The agency is also supposed to field consumer complaints about financial services providers. The four federal financial institution regulators - the Federal Deposit Insurance Corp., the Federal Reserve Board, the National Credit Union Administration and the Office of the Comptroller of the Currency - retain oversight authority for institutions with less than $10 billion in assets. And the Federal Trade Commission will continue to bring enforcement actions against nonbanks for violations of consumer protection statutes.
Although the bureau lacks rule-making authority absent a full-time director, that hasn't stopped it from working on new rules. "Under the new law, our nonbank supervision program will be able to look at companies of all sizes in the mortgage, payday lending and private student lending markets," the bureau noted in a statement. "But for all other markets - like consumer installment loans, money transmitting and debt collection - the CFPB generally can supervise only larger participants."

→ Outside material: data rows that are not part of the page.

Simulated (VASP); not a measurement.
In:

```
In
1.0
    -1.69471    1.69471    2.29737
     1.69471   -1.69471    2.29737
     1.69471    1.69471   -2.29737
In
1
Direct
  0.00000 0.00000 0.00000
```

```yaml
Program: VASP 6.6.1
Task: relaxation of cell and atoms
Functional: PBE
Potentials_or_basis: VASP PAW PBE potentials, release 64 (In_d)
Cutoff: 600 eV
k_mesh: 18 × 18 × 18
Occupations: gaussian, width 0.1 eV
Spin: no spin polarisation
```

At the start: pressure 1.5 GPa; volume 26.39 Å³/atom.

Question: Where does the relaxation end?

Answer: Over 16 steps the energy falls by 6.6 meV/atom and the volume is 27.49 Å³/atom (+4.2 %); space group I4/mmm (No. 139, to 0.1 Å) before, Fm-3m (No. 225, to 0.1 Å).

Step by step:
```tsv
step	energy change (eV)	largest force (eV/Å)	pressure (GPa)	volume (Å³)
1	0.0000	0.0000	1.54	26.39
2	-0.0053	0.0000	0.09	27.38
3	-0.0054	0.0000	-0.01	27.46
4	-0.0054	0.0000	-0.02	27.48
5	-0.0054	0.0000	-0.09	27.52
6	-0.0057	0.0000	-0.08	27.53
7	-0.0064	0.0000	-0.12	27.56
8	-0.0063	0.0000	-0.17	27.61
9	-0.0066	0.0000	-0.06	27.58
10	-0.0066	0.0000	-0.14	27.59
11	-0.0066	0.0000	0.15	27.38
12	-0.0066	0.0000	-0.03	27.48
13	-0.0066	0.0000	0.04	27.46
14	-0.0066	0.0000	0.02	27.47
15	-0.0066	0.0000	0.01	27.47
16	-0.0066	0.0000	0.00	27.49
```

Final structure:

The CFPB identified six types of companies for potential supervision. Those involved in:
In a statement, the CFPB said its interest in prepaid cards is about terms and conditions. It added that it would "need to consider carefully whether to cover all or only certain types of prepaid card products in an initial rule, and, for those included, how to define the relevant market or markets."
Undeterred by the lack of a CFPB chief, a group of consumer advocates has asked for a legal "clarification" from the CFPB that prepaid debit cards are bound by debit card rules set forth in the federal EFT Act. The group - which includes Consumers Union, the Consumer Federation of America and the National Consumer Law Center - insisted the extension of coverage has become an imperative as more consumers use prepaid cards in lieu of checking accounts.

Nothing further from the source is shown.